FINRA noted that the SEC received several comments on these amendments and that FINRA continues reviewing that feedback to determine whether further adjustments may be appropriate, meaning firms should treat the current 4:00 a.m. opening as the present operative standard while remaining alert to the possibility of further refinement as FINRA's review of industry comments continues.

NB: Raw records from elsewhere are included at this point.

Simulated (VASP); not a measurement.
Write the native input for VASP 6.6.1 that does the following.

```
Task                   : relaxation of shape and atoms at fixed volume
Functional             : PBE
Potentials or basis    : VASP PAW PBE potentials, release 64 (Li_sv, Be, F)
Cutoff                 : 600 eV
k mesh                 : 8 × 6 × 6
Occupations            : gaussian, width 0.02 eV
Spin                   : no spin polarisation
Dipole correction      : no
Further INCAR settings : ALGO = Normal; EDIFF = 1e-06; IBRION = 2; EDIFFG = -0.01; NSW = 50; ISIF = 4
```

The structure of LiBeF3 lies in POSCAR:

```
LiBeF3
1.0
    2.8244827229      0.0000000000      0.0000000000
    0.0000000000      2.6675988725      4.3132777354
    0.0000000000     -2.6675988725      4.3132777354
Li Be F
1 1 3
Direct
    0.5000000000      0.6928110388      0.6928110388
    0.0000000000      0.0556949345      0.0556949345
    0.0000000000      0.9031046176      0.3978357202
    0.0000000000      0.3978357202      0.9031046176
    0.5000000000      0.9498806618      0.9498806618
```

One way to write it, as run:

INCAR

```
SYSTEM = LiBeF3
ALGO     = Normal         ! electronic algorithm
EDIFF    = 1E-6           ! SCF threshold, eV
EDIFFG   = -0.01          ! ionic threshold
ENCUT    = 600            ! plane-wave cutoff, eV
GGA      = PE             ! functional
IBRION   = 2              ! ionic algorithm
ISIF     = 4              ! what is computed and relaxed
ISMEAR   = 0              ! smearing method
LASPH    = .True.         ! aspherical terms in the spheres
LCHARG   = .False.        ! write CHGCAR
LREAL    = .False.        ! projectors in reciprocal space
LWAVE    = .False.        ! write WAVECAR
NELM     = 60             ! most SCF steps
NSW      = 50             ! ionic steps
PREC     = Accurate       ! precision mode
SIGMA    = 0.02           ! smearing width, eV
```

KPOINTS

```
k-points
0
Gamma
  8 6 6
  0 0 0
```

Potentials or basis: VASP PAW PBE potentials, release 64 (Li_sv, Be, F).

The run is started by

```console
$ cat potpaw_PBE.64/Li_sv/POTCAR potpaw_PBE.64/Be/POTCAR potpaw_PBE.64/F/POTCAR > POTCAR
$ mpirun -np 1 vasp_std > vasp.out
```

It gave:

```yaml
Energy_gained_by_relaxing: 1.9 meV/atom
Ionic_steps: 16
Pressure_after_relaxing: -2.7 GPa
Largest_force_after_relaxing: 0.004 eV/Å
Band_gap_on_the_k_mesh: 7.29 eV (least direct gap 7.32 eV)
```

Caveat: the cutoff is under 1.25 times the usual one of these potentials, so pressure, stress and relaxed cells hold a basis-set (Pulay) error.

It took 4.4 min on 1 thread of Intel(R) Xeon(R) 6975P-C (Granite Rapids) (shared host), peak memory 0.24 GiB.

A Worked Example of the Cross-Facility Consequence
Consider a firm that participates in both FINRA/Nasdaq TRF Carteret and FINRA/Nasdaq TRF Chicago, having submitted the single, unified Participant Application Agreement Rule 7210A's cross-facility administrative streamlining permits. If FINRA later identifies a sustained pattern of trade reporting violations tied specifically to that firm's Carteret activity, and determines that suspension of the firm's Carteret access is warranted, Rule 7210A's cross-facility principle means this suspension automatically extends to the firm's Chicago access as well, even though the underlying violation pattern arose entirely from Carteret-specific activity with no comparable issue identified on the Chicago side. The firm cannot argue that its clean compliance record on Chicago should insulate that facility relationship from a suspension triggered by conduct occurring exclusively on Carteret.
This outcome reflects FINRA's underlying view that a Participant's standing with the FINRA/Nasdaq TRF is a unified relationship rather than two entirely independent ones that happen to share a name, even though the two facilities remain operationally separate for purposes of day-to-day trade reporting and correction submission. A firm evaluating its own risk exposure across this dual-facility structure should recognize that the operational separateness discussed above, requiring corrections to be directed to the specific originating facility, does not carry through to the compliance and access dimension, where FINRA treats the two facilities as a single, combined relationship for purposes of any adverse determination.
Comparing This Structure to the FINRA/NYSE TRF
Candidates working through the parallel Rule 7200B Series governing the FINRA/NYSE Trade Reporting Facility, discussed elsewhere in this dictionary, will find a notably different structure worth contrasting directly against what Rule 7210A establishes here. The FINRA/NYSE TRF operates as a single facility rather than the dual Carteret and Chicago structure the FINRA/Nasdaq TRF maintains, meaning the entire two-facility framework, the cross-reference to which facility a trade was originally reported to, and the cross-facility access consequence, has no direct analog in the FINRA/NYSE TRF's own rule series. A firm operating across both the FINRA/Nasdaq TRF and the FINRA/NYSE TRF should understand that these two facilities, despite sharing the broader Trade Reporting Facility category and largely parallel substantive rule text, differ meaningfully in this specific structural respect, with only the FINRA/Nasdaq TRF actually presenting the dual-facility complexity Rule 7210A addresses.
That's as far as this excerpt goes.